Two Hot Spots in Trump’s World Policy: Mexico and Syria

President Donald Trump has made it clear that his presidency will have a position on everything everywhere. He has also made it clear that he alone will make the final decision on the policy his government will follow. He has chosen two priority areas in implementing his policies: Mexico and Syria/Iraq, which is the zone of strength for the caliphate of the Islamic State (IS). We may call these two areas the hotspots, in which Trump is acting in his most provocative fashion.

Mexico was arguably the principal subject of his entire campaign, first for the Republican nomination and then for the presidential election. It is probably the case that his incessant harsh statements about Mexico and Mexicans earned him more popular support than any other subject, and thereby won him the presidency.

Trump correctly sees that if he failed to make action against Mexico a priority, he risked a rapid and serious disillusionment among his most ardent supporters. So he has done just that.

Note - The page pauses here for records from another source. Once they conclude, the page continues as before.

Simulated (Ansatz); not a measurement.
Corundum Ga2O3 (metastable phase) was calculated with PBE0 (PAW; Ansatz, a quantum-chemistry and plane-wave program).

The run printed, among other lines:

In his very first days in office, he has reiterated that he will build a wall. He has asserted that he is seeking a major revision of NAFTA, failing which he will repudiate the treaty. And he has repeated his intention to make Mexico pay for building the wall by instituting a tax on all Mexican imports into the United States.

Can he actually do all that? There are legal and political problems for him in implementing the program. The legal obstacles under U.S. and international law are probably not that great, though the United States might be charged with violating provisions of the World Trade Organization (WTO). If that were to happen, Trump would probably be ready to withdraw the United States from the WTO.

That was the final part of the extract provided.